After several years of touring with Bloc Party following their meteoric rise to fame, Kele Okereke and the rest of the band said that they were going to take some much needed time off to rest and recover. The allure of the recording studio proved too much for the creative genius behind Bloc Party though and Kele Okereke soon found himself back in the in the EMI recording studios. ‘It was just me and an engineer’, says Kele. ‘I plugged in synths that I had no idea what they would do. I began programming drum beats, which I had never done before. It was completely back to the drawing board. It was exciting and terrifying. In most cases I sat down, pulled a drum beat out of nowhere and arranged stuff around that. This was as exciting to me as the first time I picked up a guitar.’ What started off as experimentation and a jam session has resulted in Kele’s first solo album The Boxer.

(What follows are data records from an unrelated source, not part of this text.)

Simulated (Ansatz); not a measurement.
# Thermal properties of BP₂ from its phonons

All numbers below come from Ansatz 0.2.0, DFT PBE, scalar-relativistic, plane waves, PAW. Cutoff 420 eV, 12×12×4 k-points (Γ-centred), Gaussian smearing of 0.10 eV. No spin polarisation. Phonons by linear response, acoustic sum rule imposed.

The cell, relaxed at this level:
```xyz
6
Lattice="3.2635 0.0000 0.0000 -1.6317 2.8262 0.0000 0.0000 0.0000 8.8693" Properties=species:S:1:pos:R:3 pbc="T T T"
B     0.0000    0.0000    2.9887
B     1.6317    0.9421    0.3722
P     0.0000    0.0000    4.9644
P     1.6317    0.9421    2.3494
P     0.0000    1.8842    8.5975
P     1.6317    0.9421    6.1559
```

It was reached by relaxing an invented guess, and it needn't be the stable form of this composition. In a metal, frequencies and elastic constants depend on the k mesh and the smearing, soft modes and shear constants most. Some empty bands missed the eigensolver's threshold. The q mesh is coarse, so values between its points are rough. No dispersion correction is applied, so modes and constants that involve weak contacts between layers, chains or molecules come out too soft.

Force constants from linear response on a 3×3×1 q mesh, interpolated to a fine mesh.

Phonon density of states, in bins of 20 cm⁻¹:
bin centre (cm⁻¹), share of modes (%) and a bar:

Even with the more electronic sounds of their 2009 album Intimacy, Bloc Party seem to fall safely into the indie or alternative genres. In The Boxer Kele courts more dance and house music sounds and the boundaries between indie and dance music are completely blurred. Deep basslines and synthesiser beats abound and the result is unique yet unmistakably Kele.
Bands like Groove Armada and Hot Chip have given definite nods to new wave and synth pop genres in their latest albums and it seems that Kele has taken The Boxer in the opposite direction and released a tribute to early house, garage and drum and bass sounds. What sets this album apart from standard popular dance fare are Kele’s searching and intelligent lyrics and his distinctive vocals.
The album begins with the military beats of “Walk Tall” and introduces Kele’s unmistakable London-town vocals. It certain feels familiar but the song soon progresses into driving synthesizer mayhem that immediately sets the album apart from Kele’s work with Bloc Party. Kele mixes up his vocals through a distorter in “On the Lam” which takes me back to the early drum and bass sounds and his vocals are back in the anthemic “Tenderoni” which is the first single of the album. This sets the tone for an uplifting album that might be more likely to get airplay on dance radio stations than alternative ones. It is driving and energetic at times and downbeat and searching at others.
The problem that I had with the album is that none of the songs really stood out for me. I listened to the album several times and rather than picking up one or two clear favourites, I simply found that the songs blended together into one unremarkable package. I know that many people will disagree with me and this album is certain to appeal to many Bloc Party fans as well as new listeners but it is not my cup of tea. I prefer my dance or indie electronic music to be bolder, more banging or more progressive; perhaps if Kele had taken more risks or aimed for a bolder style it would have made the difference but this album is not a keeper for me.